I have two lists of Strings. Need to create a map of occurrences of each string of one list in another list of string. If a String is present even more than in a single string, it should be counted as one occurrence.
For example:
String[] listA={"the", "you" , "how"};
String[] listB = {"the dog ate the food", "how is the weather" , "how are you"};
The Map<String, Integer> map
will take keys as Strings from listA
, and value as the occurence. So map will have key-values as : ("the",2)("you",1)("how",2)
.
Note: Though "the"
is repeated twice in "the dog ate the food"
, it counted as only one occurrence as it is in the same string.
How do I write this using java-stream? I tried this approach but does not work:
Set<String> sentenceSet = Stream.of(listB).collect(Collectors.toSet());
Map<String, Long> frequency1 = Stream.of(listA)

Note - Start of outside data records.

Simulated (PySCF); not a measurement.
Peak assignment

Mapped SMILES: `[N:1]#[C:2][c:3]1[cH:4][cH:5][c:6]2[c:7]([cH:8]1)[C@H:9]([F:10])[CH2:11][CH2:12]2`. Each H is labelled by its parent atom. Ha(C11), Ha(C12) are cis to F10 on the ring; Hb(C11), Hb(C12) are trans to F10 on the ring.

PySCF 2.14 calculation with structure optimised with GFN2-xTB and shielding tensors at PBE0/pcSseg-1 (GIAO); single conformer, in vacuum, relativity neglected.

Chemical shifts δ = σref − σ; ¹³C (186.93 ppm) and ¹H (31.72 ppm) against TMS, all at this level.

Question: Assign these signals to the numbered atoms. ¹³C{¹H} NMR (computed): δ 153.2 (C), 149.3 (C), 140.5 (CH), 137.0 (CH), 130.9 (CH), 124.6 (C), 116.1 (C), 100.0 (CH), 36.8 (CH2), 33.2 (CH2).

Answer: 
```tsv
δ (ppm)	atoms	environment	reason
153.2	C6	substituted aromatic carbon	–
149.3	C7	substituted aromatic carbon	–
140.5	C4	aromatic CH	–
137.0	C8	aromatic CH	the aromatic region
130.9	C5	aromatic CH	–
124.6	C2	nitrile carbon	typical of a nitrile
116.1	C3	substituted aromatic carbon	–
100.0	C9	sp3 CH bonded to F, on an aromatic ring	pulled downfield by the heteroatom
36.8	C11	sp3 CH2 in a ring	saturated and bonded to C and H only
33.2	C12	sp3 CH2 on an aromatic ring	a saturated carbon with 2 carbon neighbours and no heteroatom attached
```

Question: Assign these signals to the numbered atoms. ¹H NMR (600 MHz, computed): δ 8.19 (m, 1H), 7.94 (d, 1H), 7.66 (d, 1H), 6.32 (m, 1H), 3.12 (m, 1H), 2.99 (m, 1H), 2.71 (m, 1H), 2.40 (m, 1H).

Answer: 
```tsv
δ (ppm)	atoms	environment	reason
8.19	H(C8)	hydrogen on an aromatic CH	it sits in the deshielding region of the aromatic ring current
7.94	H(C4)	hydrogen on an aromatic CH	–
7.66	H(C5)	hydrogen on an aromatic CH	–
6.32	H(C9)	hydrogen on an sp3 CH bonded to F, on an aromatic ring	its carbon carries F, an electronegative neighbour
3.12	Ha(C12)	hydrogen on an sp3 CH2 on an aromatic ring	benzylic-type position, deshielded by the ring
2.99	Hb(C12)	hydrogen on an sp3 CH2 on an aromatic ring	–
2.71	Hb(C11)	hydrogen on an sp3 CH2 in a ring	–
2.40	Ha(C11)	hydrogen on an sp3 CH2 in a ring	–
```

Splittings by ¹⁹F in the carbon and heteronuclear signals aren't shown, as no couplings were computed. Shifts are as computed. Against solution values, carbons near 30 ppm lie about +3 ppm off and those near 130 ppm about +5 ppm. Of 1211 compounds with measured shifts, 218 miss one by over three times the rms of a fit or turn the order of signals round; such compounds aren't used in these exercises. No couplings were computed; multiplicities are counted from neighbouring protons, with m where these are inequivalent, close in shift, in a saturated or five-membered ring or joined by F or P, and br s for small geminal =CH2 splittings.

.filter(e -> sentenceSet.contains(e))
.collect(Collectors.groupingBy(t -> t, Collectors.counting()));
You need to extract all the words from listB
and keep only these that are also listed in listA
. Then you simply collect the pairs word -> count to the Map<String, Long>
:
String[] listA={"the", "you", "how"};
String[] listB = {"the dog ate the food", "how is the weather" , "how are you"};
Set<String> qualified = new HashSet<>(Arrays.asList(listA)); // make searching easier
Map<String, Long> map = Arrays.stream(listB) // stream the sentences
.map(sentence -> sentence.split("\\s+")) // split by words to Stream<String[]>
.flatMap(words -> Arrays.stream(words) // flatmap to Stream<String>
.distinct()) // ... as distinct words by sentence
.filter(qualified::contains) // keep only the qualified words
.collect(Collectors.groupingBy( // collect to the Map
Function.identity(), // ... the key is the words itself
Collectors.counting())); // ... the value is its frequency
Output:
{the=2, how=2, you=1}